Site icon JONATHAN TURLEY

Student Steals Teacher’s Phone and Posts Semi-Nude Private Pictures . . . School Demands Resignation of Teacher

DSC_0850_pp-Dr.E1Ok, this would seem a straightforward case. A student at in Union, South Carolina, steals his teacher’s phone and then accesses her private photographs. He finds semi-nude pictures that she took for her husband for Valentine’s Day and shared them with other students. Result? Union County schools superintendent David Eubanks (left) and his colleagues demanded her resignation. I can certainly understand why teacher Leigh Anne Arthur might be a tad confused.
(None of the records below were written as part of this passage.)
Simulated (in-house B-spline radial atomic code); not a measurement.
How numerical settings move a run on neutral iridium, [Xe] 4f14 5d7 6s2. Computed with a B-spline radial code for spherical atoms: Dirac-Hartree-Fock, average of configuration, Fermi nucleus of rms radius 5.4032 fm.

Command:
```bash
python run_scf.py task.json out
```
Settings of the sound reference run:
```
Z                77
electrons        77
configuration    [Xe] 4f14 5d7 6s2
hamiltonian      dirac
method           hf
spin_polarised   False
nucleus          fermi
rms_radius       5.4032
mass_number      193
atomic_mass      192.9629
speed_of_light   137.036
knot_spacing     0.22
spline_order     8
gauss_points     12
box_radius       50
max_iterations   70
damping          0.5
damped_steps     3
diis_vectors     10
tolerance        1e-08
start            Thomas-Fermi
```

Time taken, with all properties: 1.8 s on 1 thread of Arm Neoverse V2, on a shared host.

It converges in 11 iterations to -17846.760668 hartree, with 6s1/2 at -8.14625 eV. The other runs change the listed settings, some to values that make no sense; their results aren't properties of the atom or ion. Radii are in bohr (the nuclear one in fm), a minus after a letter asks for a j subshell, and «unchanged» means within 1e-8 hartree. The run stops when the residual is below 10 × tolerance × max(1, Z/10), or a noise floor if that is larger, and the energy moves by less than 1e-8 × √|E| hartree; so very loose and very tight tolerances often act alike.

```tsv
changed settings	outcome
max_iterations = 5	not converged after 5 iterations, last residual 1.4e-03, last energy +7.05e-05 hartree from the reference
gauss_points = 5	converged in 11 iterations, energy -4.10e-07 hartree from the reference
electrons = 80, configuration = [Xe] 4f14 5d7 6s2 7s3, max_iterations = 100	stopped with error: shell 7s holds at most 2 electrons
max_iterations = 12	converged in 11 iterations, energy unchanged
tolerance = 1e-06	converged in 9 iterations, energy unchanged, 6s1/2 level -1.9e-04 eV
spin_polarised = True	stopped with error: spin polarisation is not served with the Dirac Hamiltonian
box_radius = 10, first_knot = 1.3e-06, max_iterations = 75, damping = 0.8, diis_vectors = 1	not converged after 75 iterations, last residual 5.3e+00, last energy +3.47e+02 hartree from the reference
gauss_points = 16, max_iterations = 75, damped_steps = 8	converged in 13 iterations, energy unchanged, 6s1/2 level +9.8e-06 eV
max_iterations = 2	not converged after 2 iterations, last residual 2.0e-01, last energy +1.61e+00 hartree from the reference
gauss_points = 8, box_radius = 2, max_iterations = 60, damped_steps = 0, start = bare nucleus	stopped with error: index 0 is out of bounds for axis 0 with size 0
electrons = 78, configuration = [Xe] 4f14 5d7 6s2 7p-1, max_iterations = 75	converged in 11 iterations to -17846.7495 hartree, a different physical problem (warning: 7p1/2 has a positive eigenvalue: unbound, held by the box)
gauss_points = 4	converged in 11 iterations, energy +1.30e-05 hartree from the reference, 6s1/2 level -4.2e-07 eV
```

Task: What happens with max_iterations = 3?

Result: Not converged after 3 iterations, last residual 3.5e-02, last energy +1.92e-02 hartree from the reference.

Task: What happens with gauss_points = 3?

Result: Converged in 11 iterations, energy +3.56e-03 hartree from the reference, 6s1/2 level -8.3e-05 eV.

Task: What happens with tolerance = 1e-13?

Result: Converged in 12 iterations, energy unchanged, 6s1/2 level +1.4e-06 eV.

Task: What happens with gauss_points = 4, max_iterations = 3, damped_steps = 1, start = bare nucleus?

Eubanks had a truly Orwellian take on the situation: “I think we have a right to privacy, but when we take inappropriate information or pictures, we had best make sure it remains private. Students had access to very inappropriate pictures of a teacher.” What? The student did not have “access.” He stole a phone. Under Eubanks’ approach, a bank robber is given “access” to safety deposit boxes.

Eubanks seems to believe that the mere fact that a cellphone was unlocked is a matter for termination. Does that mean that teachers with unlocked cars or coats hanging in the teacher’s lounge would also be fired for a theft by a student?

For her part, Arthur forgives the 16-year-old student and says that teenagers can do some really stupid things. Arthur shows far better judgment and understanding than Eubanks or her superiors in Union, South Carolina.